NFL commissioner Roger Goodell hinted Saturday the league will consider a four-team European division in the future, saying it would be "easier" than putting a single franchise overseas.
Goodell discussed the potential expansion ahead of Sunday's Week 5 game between the Green Bay Packers and New York Giants at Tottenham Hotspur Stadium in London.
"There's no question that London could support not just one franchise, I think two franchises," he told reporters. "I really believe that."
The longtime commissioner then affirmed the league is considering various alternatives, including adding several Europe-based teams.
"That's part of what we're doing, right?" Goodell said. "We're trying to sort of see, could you have multiple locations in Europe where you could have an NFL franchise? Because it would be easier as a division."
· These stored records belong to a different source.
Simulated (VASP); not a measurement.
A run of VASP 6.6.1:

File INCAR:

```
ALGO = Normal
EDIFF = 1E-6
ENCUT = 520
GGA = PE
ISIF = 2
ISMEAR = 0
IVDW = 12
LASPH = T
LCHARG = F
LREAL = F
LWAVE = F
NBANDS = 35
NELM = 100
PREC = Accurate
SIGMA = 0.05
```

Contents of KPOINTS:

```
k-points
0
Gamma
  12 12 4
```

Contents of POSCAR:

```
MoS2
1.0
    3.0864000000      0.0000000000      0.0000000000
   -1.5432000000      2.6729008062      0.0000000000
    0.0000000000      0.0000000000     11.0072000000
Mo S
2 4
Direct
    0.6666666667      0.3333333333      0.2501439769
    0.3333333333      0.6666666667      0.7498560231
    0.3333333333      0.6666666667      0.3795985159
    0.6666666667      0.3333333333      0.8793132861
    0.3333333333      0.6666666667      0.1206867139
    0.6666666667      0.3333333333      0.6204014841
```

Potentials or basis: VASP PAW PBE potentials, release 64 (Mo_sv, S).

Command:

The NFL launched its International Series in 2007, and a vast majority of the games (31 of 34) have taken place in London. The other three were held in Mexico City.
No European city other than London has hosted a regular-season game, but that'll change in November when the Seattle Seahawks and Tampa Bay Buccaneers play in Munich.
Before Munich was chosen, the German cities of Dusseldorf and Frankfurt were also selected as finalists to host an NFL game.
In April 2021, the league announced at least four games every season would be part of the International Series, with the United Kingdom, Germany, Mexico and Canada named as possible host countries.
Canada previously hosted NFL games from 2008 through 2013, when the Buffalo Bills played eight home games, including two preseason contests, in Toronto as part of a separate agreement between the team and the Canadian city two hours to its north.
In 2019, Goodell told Ben Fischer of the Sports Business Journal there was no shortage of interest from outside the U.S.
"The reality is that the demand for playing those games is greater than we have in the inventory," he said. "But what we're trying to do is, it's a combination of the media, the events themselves and our partnerships."
Based on the league's choices so far, a four-team division in Europe would likely feature two teams in London and two in Germany.
While it would make the divisional scheduling far easier, there would still be some difficulties when it comes to U.S.-based teams traveling across the Atlantic or vice versa as part of an 18-week schedule with a single bye.
Goodell didn't mention any timetable for the possible European expansion.